Do CounterPunch, 23 de janeiro 2026
Por Ray Acheson


YouTube screenshot.

On January 20, 2026, at the World Economic Forum in Davos, Switzerland, Canadian Prime Minister Mark Carney called time of death on the so-called rules-based international order. In a speech lauded by many, Carney urged countries to stop complying with regimes seeking hegemony, to stop hoping for a return to the past, and to instead build new coalitions to survive what’s coming next.
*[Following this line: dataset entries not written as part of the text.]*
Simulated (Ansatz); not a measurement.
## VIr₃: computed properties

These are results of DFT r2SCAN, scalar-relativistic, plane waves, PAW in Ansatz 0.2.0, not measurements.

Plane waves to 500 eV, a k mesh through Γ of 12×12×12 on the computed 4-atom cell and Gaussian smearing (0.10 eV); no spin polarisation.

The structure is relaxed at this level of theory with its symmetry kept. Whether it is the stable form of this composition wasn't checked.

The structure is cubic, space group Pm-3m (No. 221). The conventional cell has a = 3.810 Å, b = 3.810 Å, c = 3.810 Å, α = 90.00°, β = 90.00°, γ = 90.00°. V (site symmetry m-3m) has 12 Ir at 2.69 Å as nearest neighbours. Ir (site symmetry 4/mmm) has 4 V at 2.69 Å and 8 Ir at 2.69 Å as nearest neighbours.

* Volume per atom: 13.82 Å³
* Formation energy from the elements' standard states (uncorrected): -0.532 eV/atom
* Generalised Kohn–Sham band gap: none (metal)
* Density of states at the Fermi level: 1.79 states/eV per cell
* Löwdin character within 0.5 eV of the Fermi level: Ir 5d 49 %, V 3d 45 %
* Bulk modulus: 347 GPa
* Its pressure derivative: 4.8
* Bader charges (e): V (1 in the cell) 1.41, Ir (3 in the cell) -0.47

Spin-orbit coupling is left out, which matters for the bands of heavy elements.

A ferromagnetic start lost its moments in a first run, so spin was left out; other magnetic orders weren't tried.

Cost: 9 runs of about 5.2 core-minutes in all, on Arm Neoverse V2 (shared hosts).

But missing from the Prime Minister’s speech was an honest reflection of the contribution of Canada and other “middle powers” to the destruction of international law, violation of human rights, and global inequality. These governments fucked around and now they’re finding out. They emboldened the United States to get where it is today, supporting and enabling it for so long because it suited their interests. Many “middle powers” also colonized other countries, extracted wealth, resources, and labour from the Global South, and overthrew democatically elected leaders in those countries in favour of those willing to serve the imperial core.

Now these same “middle powers” are finding out what it might mean to be on the other side of this equation. To be the ones under threat of having economic integration weaponized against them, of having tariffs imposed on them, of having their governments overthrown and their countries invaded and occupied.

Acknowledging their own crimes and privileges is essential if the governments of these countries are going to build meaningful, lasting coalitions that actually protect people and the planet, and not just serve their own short-term self-interests. If the “middle powers” don’t want to experience what they have done to others, these countries need to get serious about building alternatives with the leadership of the Global South and the populations who have been harmed by their past actions.

Acknowledging reality as a “radical act”

The core admission of Carney’s speech, highlighting the sham of the rules-based order, is a good place to start. “We knew the story of the international rules-based order was partially false,” he said. “That the strongest would exempt themselves when convenient. That trade rules were enforced asymmetrically. And we knew that international law applied with varying rigour depending on the identity of the accused or the victim.”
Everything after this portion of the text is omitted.